WINTHROP — When Mary Jane Auns had her grandson visit this summer from Southlake, Texas, she wanted to give him a Maine experience.
A Maranacook Lake fishing trip.
To do so, she borrowed the fishing poles from her library.
This summer, the Charles M. Bailey Public Library in Winthrop expanded its collection of nontraditional items — like bird-watching kits, Roku’s, a drill, toolbox, cake and muffin pans and even a ukulele.
Using a Bailey Library fishing pole, which was donated to the library by Audette’s Hardware, Auns’s grandson, Claudio, who is 10, reeled in several perch and sunfish.
“My (late) husband would have been very proud to see him catch those fish,” said Auns, who is a library trustee.
Bailey Library lent its first nontraditional item in the 1980s when it offered Polaroid cameras, said Richard Fortin, the library director. The program reinvigorated the program in 2015 with snowshoes.
The snowshoe lending was first offered by Winthrop Plays Outside.
The organization was lending the snowshoes from the trunk of a car, Fortin said.
“I approached them and said, ‘Let us help with that,’” he said. “We are in the business of lending.”
Winthrop Plays Outside was awarded a grant, and the collection grew from six or eight, he said, to around 40. In the winter, those snowshoes are almost always checked out.

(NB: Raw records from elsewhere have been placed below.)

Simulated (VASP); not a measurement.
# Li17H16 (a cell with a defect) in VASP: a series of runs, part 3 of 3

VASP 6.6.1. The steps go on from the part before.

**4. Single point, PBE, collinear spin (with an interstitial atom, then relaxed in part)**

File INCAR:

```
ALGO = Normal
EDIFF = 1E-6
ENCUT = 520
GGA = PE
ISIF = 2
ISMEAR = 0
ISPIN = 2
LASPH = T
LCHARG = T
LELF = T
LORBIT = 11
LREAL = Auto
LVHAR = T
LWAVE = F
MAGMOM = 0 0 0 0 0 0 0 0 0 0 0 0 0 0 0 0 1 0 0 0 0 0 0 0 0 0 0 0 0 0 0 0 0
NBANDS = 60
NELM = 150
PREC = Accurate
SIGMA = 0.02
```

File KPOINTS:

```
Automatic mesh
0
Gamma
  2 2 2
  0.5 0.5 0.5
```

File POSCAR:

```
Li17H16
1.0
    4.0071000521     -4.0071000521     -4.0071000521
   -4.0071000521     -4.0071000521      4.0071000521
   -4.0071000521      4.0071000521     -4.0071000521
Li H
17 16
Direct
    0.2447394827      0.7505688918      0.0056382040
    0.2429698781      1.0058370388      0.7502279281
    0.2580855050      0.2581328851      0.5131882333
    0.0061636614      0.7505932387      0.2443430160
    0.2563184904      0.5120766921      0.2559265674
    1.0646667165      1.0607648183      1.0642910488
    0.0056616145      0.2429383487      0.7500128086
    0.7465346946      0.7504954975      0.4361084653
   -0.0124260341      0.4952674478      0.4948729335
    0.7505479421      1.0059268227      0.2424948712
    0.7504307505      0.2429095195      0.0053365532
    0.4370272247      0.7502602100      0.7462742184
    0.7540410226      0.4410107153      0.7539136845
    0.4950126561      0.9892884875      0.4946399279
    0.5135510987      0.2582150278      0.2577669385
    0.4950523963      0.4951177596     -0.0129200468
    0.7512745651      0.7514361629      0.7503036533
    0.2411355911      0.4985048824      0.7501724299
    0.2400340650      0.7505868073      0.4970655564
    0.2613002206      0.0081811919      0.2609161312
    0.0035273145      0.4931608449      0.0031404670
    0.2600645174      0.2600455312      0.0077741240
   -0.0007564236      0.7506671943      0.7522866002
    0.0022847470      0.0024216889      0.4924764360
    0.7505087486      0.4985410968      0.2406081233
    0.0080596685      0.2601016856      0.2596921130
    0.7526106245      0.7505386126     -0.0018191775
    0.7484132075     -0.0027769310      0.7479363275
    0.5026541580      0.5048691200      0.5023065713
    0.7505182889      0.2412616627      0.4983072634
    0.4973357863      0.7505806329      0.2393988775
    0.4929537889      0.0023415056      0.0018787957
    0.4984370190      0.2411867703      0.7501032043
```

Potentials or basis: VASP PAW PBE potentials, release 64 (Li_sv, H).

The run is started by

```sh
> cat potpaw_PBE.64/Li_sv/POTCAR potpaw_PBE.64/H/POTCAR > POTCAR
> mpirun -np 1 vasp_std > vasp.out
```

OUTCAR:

Holly Baldwin and her son Bryton, 10, have borrowed multiple nontraditional items, including the bird-watching kits, which include field binoculars, Maine bird identification books and electronic bird calls.
“Anything that allows children to get off electronics and adults off their phones and into the nature and the community is great,” said Baldwin. “Our local library goes above and beyond giving us a whole host of opportunities. I look forward to anything that will be added in the future.”
For patron Andrew Blanchard, nontraditional lending helped him see a film that was not available at the library or via inter-library loan. Fortin found the movie on the streaming video platform, Kanopy, to which the library subscribes.
Blanchard was reluctant to download the Kanopy app, but when he learned it would be free with his library card, he gave it a try.
Kanopy, which can only be utilized by libraries and universities, not the general public, like Netflix, had movies “that were right up my alley,” Blanchard said.
“I consider it a resource that I cannot find anywhere else,” he said.
While Bailey seems to be leading the charge with nontraditional lending in Kennebec County, other libraries are adding objects and subscriptions to their circulation, too.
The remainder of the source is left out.